One has only to look at certain words in dictionaries from the first half of the twentieth century to see how the definitions have mutated today. In my forth-coming book Victory through Light: Responding to the Growing Cultural Darkness, I delve into the erosion of the meaning of “tolerance” and “tolerate.” And we know from classic literature that the word “gay” used to mean “lively, bright, sporty, merry, showy, and light-hearted.” Now we would be hard pressed to use it in that context.

All of this erosion and mutation of words leads to the reclassification of what is “good” and what is “evil,” what is “right” behavior and what is “wrong” behavior. I even witnessed the school system, including university level, purging the term “wrong” from grading rubrics and replacing it with “non-standard.” I can only assume that “non-standard” has now been replaced by something even less corrective, such as “unique” or “creative.”

But why does it matter? Shouldn’t society get to define what is good or evil? God forbid.

When that happens, a change in government leads to a change in definitions and expectations. Look back at Germany during the 1930s and into the early 1940s. That should be enough proof that humans, apart from the triune God of our Judeo-Christian heritage, cannot be relied upon to define good and evil in a way that is beneficial, fair, and just. In this country, some members of a political party routinely incite the public to carry out acts of aggression and racism against one group, while they pretend to cry out for equitable treatment for others.

Humans need an objective moral law by which to govern themselves. This nation had such an objective moral law in its foundation—the Holy Bible. Our founding fathers knew that. But today we have a vocal minority of God-rejecters who force their hateful rebellion on the rest of the nation. But it’s not the individuals themselves who are the enemy; it is the “spirit of rebellion” that drives them—the devil, who is “a liar and the father of [lies]” (John 8:44 KJV).

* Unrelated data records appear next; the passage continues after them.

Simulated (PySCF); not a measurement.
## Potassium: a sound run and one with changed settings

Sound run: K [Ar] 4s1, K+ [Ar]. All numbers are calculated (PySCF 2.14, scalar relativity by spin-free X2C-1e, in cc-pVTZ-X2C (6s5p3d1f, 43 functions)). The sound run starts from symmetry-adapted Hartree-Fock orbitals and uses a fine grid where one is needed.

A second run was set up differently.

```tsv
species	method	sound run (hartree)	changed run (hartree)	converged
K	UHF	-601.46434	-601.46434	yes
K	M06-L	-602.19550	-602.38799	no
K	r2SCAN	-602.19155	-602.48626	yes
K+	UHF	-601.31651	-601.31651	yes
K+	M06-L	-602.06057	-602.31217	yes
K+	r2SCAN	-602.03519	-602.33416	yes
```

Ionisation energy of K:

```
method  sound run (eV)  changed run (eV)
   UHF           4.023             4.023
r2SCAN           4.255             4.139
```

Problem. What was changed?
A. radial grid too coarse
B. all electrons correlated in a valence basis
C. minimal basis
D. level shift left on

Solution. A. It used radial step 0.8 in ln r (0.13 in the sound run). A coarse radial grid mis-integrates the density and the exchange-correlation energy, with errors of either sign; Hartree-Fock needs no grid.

God’s arch-enemy, the devil, seeks to redefine “good” to make it “evil” and redefine “evil” to make it “good.” A sort of “reverse polarity,” to borrow a phrase from the original Star Trek series (1966-1969). But this moral reverse polarity is deadly. It calls the dismemberment of pre-born infants a “basic human right.” It sets up “sanctuaries” for those who blatantly break our laws and harm our citizens. It seeks to silence those who speak of God’s righteousness, while giving public voice to those who violate God’s standards of holiness.

Do definitions matter? Yes. And it’s time that biblical Christians take a stand for truth and righteousness, for the objective moral law upon which this nation was founded. If we don’t know what is “good,” we can’t do it. And if we let the devil-inspired culture tell us what is “good,” we will be accepting (and doing) what is “evil.”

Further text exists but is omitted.